So, I have a machine that has many styles of branches, among them, a normal
one, and a short version. The short version is cheaper (sometimes). The
regular one is 1 (predicted), 7 mis-predicted. The cost of mis-prediction can
be substantially higher depending upon what is in the cache. The short branch
version only applies to forward 1-n instructions, and it's cost can be more
expensive than a regular branch but is usually faster. Another benefit of the
short version is, it doesn't pollute the branch cache, thus, improving the
prediction rates of other branches. To obtain the costs of each style, I need
to run some math taking into consideration the expected mis-prediction rates,
and the counts (predicted or gcov) and the distance skipped over. Also, I
determine if the short branch style applies, if it doesn't, I just say the
regular form is cheaper.
We can see evidence of the lack of completeness in the current code:
if ((flag_reorder_blocks || flag_reorder_blocks_and_partition)
/* Don't reorder blocks when optimizing for size because extra jump insns
may
be created; also barrier may create extra padding.
More correctly we should have a block reordering mode that tried to
minimize the combined size of all the jumps. This would more or less
automatically remove extra jumps, but would also try to use more short
jumps instead of long jumps. */
&& optimize_function_for_speed_p (cfun))
{
reorder_basic_blocks ();
Essentially, I think the optimization could help other ports, if they have a
well balanced implementation or if they are limited by the branch prediction or
if the branch cost is non-zero. Chips that have lots of resources for
prediction and/or can follow multiple paths aren't likely to see any benefit.
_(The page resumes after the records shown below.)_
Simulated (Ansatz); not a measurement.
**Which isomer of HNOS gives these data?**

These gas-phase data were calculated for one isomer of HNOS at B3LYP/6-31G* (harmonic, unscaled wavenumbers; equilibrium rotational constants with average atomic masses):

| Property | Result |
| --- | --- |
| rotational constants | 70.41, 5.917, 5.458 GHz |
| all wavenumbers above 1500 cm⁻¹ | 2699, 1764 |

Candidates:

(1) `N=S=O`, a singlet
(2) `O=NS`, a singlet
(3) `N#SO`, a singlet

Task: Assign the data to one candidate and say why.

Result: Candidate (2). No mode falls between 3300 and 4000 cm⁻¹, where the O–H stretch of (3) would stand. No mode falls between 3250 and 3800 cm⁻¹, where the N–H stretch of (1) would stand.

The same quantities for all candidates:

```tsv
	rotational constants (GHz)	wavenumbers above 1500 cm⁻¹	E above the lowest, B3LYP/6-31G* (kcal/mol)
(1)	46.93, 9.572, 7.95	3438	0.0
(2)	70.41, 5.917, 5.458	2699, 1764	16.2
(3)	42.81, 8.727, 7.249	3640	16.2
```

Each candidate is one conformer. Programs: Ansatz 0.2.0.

So, here is the patch in progress, should be close, but outstanding questions
would be, are there any other ports that benefit from it? If not, I'd probably
say it's not suitable for the tree in this form. Are there other ways, better
ways of doing this?
If you like the concrete, consider this:
jump equal, L5 predicted equal
nop
L5:
nop2
ret
versus:
jump not equal, L6 predicted equal
L7:
nop2
ret
L6: nop
b L7
So, if branches were 10 cycles, conditional branch 12 cycles, T is the number
of times executed when the condition is true and F, the number of times false,
the branch costs would be (T+F)*12 in the first case and (T+F)*12 + F*10 in the
second case. The later _always_ more expensive, if F is non-zero. Further,
this is true for all such non-zero costs, as long as there is a single F,
ignoring cache issues. Arguably, we could examine the cost of a branch and
always perform this optimization if the cost is high enough, even without a
short branch form. That isn't included in the patch.
A better patch, would be to have the backend figure out mis-prediction rates,
do the math and decide based upon all costs alone given all the costs of all
the branches.
Thoughts?
Index: bb-reorder.c
===================================================================
--- bb-reorder.c (revision 1310)
+++ bb-reorder.c (revision 1311)
@@ -192,6 +192,48 @@ static void fix_edges_for_rarely_execute
static void fix_crossing_conditional_branches (void);
static void fix_crossing_unconditional_branches (void);
+/* Return true iff we should prefer the less frequent code
+ of basic block BB to be placed immediately after A. This
+ is useful when the target has a lower cost branch instruction
+ that can avoid the misprediction costs of a normal branch. */
+static bool
+short_branch_cheaper (const_basic_block bb ATTRIBUTE_UNUSED)
+{
+#ifdef TARGET_SHORT_BRANCH_CHEAPER
+ basic_block pbb, nbb;
+ edge e;
+ edge_iterator ei;
+ bool found = false;
+
+ /* When the have:
+ A
+ |\
+ | C
+ |/
+ B
+ we check the port to see if TARGET_SHORT_BRANCH_CHEAPER (A) is
+ true. It can use the frequencies, the misprediction costs and
+ branch distance to decide. We only handle the simple case of a
+ single precessor to C (bb), a single successor to C (bb). */
+ if (!single_pred_p (bb))
+ return false;
+ pbb = single_pred (bb);
+ if (!single_succ_p (bb))
+ return false;
+ nbb = single_succ (bb);
+ FOR_EACH_EDGE (e, ei, nbb->preds)
+ if (e->src == pbb)
+ found = true;
+ if (!found)
+ return false;
+
+ if (TARGET_SHORT_BRANCH_CHEAPER (BB_END (pbb)))
+ return true;
+#endif
+
+ return false;
+}
+
/* Check to see if bb should be pushed into the next round of trace
collections or not. Reasons for pushing the block forward are 1).
If the block is cold, we are doing partitioning, and there will be
@@ -214,7 +256,8 @@ push_to_next_round_p (const_basic_block
|| probably_never_executed_bb_p (bb));
if (there_exists_another_round
- && block_not_hot_enough)
+ && block_not_hot_enough
+ && !short_branch_cheaper (bb))
return true;
else
return false;
@@ -699,7 +742,8 @@ find_traces_1_round (int branch_th, int
& EDGE_CAN_FALLTHRU)
&& !(single_succ_edge (e->dest)->flags & EDGE_COMPLEX)
&& single_succ (e->dest) == best_edge->dest
- && 2 * e->dest->frequency >= EDGE_FREQUENCY (best_edge))
+ && (2 * e->dest->frequency >= EDGE_FREQUENCY (best_edge)
+ || short_branch_cheaper (e->dest)))
{
best_edge = e;
if (dump_file)